A Malta company remains Europe’s most advantageous corporate solution, providing excellent results since 1995 via its Tax Credit & Refund system. Companies incorporated or re-domiciled to Malta are considered ordinarily resident and such domiciliation subjects them to 35% tax on profits. Thanks to Malta’s imputation system, shareholders are entitled to significant tax refunds on payment of Malta tax and distribution of profits.
We approach tax from a multidisciplinary perspective, avoiding aggressive and unnecessarily complex structures, and prioritising transparency, clarity of ownership and business flow, and certainty of tax treatment at all related stages, be they Malta, or otherwise. Building upon EU legislation and ECJ case law; today’s smart tax planning must be prudent and ensure fitness for purpose on a multi-jurisdictional level, ranging from self-evident value of the Maltese operation to clarity of treatment of UBO proceeds in his home jurisdiction.
DAL’s diverse expertise enables local management and integration of international business, generating new and unique economic value within a state-of-the-art risk management and money-laundering prevention system. Add to this an impressive array of double tax treaties, and one achieves a solid frame, that is ideal to house the EU’s or Swiss Parent-Subsidiary Directive as well as the EU Interest and Royalties Directives, making Malta a compliance based cost effective choice even for non-Europeans seeking a Master Holding to manage their European challenges and obligations.
Together with our international colleagues, we ensure that clients receive comprehensive Tax and VAT clarity, treating business and personal aspects as facets of the same coin, that must be synchronised at planning, and implementation level.

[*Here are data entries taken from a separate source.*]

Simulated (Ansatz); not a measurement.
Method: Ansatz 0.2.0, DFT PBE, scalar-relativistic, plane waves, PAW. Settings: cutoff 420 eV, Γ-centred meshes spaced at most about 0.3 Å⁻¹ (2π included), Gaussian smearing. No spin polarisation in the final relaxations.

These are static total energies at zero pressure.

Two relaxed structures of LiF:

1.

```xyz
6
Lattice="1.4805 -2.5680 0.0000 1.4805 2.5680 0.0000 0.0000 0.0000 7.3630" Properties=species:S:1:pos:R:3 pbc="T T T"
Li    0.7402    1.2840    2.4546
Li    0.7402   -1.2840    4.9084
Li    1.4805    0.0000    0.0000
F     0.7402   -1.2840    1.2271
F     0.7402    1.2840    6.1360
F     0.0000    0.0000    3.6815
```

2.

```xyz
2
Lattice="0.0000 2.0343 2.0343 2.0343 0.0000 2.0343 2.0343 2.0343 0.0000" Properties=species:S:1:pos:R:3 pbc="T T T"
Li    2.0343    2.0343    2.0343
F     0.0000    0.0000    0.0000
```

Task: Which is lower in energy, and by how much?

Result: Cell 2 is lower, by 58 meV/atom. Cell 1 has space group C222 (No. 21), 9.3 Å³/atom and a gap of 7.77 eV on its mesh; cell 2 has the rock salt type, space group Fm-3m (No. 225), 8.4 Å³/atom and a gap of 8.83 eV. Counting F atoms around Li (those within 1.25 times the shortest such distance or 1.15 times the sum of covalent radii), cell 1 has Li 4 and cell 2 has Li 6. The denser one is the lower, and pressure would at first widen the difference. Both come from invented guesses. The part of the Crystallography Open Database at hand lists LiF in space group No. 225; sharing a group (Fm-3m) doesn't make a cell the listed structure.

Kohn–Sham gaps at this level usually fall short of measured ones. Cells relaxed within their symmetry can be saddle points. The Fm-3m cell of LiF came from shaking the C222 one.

As we are in the business of avoiding surprises; besides relying on our array of local and international experts, where appropriate we can also assist client to obtain advance guidance from the International Tax Unit of Malta’s Inland Revenue Department. Such ruling is valid for a period of 5 years and is renewable for a further five-year period. Whilst the ruling is not mandatory, nevertheless it primarily confirms the tax authorities’ interpretation and furthermore preserves the exact tax treatment for at least two years should there be a change in legislation potentially affecting the tax treatment in question.